The OpenTelemetry Collector plays a critical role in any modern observability stack. Like any service that handles high volumes of traffic, it has resource limits.

A sudden surge in data or a particularly memory-heavy processor can push it beyond those limits, potentially consuming all available memory and causing the Collector to crash. When that happens, an Out-of-Memory (OOM) error can bring your entire data pipeline to a stop.

The memory limiter processor acts as a safeguard against this kind of failure. It continuously monitors the Collector's memory usage and steps in when usage crosses a configured threshold. Instead of letting the process crash, it temporarily slows down data ingestion, giving the system room to recover.
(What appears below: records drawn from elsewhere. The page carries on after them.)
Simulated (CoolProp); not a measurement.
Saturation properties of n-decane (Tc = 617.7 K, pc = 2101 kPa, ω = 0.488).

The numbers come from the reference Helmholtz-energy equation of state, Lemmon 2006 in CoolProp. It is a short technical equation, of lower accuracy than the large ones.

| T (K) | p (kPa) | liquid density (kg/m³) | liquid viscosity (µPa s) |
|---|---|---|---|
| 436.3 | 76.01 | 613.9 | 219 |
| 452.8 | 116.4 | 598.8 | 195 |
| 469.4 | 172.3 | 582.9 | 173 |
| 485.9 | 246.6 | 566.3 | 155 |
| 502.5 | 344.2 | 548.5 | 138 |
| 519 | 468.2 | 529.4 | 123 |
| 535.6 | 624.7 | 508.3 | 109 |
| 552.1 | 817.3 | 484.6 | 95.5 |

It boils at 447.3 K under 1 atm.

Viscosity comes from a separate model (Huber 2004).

In this guide, you'll learn not only what the memory limiter does, but also how to configure it for different environments, why it works best alongside Go's GOMEMLIMIT setting, and how to confirm that it's functioning as intended.

Let's get started!

Why collector memory usage can spike

Before setting memory limits, it helpful to understand what drives high memory usage in the Collector. Several common factors can cause spikes:

Sudden traffic surges: A burst of logs, metrics, or traces from your applications can overwhelm the Collector’s ability to process and export data. This causes internal buffers to grow, thus increasing memory consumption.
Buffering components: Processors like batch, or exporters with queuing enabled (such as otlphttp), hold data in memory by design. If a downstream service is slow or unreachable, these buffers can grow quickly.
Resource-intensive processing: Some processors, like transform with heavy regex use or span aggregating trace data, consume more memory per operation. These can add up under load.
High cardinality: Although often a backend issue, high-cardinality data can also impact the Collector. If processors handle many unique attributes or labels, memory usage can also rise significantly.

The memory limiter acts as a circuit breaker, stepping in when memory use climbs too high to help prevent a crash.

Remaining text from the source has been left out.